Skip to content
  • Daniel Lezcano's avatar
    thermal/drivers/cpu_cooling: Introduce the cpu idle cooling driver · 01907da6
    Daniel Lezcano authored
    
    
    The cpu idle cooling driver performs synchronized idle injection across all
    cpus belonging to the same cluster and offers a new method to cool down a SoC.
    
    Each cluster has its own idle cooling device, each core has its own idle
    injection thread, each idle injection thread uses play_idle to enter idle.  In
    order to reach the deepest idle state, each cooling device has the idle
    injection threads synchronized together.
    
    It has some similarity with the intel power clamp driver but it is actually
    designed to work on the ARM architecture via the DT with a mathematical proof
    with the power model which comes with the Documentation.
    
    The idle injection cycle is fixed while the running cycle is variable. That
    allows to have control on the device reactivity for the user experience. At
    the mitigation point the idle threads are unparked, they play idle the
    specified amount of time and they schedule themselves. The last thread sets
    the next idle injection deadline and when the timer expires it wakes up all
    the threads which in turn play idle again. Meanwhile the running cycle is
    changed by set_cur_state.  When the mitigation ends, the threads are parked.

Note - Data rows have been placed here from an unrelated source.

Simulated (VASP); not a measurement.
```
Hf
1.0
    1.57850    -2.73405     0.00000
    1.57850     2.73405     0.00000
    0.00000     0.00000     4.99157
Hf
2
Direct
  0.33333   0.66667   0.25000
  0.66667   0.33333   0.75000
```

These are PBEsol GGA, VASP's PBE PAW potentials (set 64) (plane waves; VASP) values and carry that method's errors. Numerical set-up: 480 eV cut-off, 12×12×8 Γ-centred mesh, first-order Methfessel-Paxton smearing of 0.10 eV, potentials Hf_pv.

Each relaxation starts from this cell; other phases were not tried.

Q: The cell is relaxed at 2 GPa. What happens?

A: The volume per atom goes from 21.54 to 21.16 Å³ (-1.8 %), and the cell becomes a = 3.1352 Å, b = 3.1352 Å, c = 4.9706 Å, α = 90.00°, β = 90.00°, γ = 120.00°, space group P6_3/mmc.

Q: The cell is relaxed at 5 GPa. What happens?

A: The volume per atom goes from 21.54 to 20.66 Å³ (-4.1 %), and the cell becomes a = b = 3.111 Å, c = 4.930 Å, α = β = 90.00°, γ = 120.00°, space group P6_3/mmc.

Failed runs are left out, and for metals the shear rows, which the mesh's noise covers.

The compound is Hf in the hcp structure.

    The algorithm is self adaptive, so there is no need to handle hotplugging.
    
    If we take an example of the balanced point, we can use the DT for the hi6220.
    
    The sustainable power for the SoC is 3326mW to mitigate at 75°C. Eight cores
    running at full blast at the maximum OPP consumes 5280mW. The first value is
    given in the DT, the second is calculated from the OPP with the formula:
    
       Pdyn = Cdyn x Voltage^2 x Frequency
    
    As the SoC vendors don't want to share the static leakage values, we assume
    it is zero, so the Prun = Pdyn + Pstatic = Pdyn + 0 = Pdyn.
    
    In order to reduce the power to 3326mW, we have to apply a ratio to the
    running time.
    
    ratio = (Prun - Ptarget) / Ptarget = (5280 - 3326) / 3326 = 0,5874
    
    We know the idle cycle which is fixed, let's assume 10ms. However from this
    duration we have to substract the wake up latency for the cluster idle state.
    In our case, it is 1.5ms. So for a 10ms latency for idle, we are really idle
    8.5ms.
    
    As we know the idle duration and the ratio, we can compute the running cycle.
    
       running_cycle = 8.5 / 0.5874 = 14.47ms
    
    So for 8.5ms of idle, we have 14.47ms of running cycle, and that brings the
    SoC to the balanced trip point of 75°C.
    
    The driver has been tested on the hi6220 and it appears the temperature
    stabilizes at 75°C with an idle injection time of 10ms (8.5ms real) and
    running cycle of 14ms as expected by the theory above.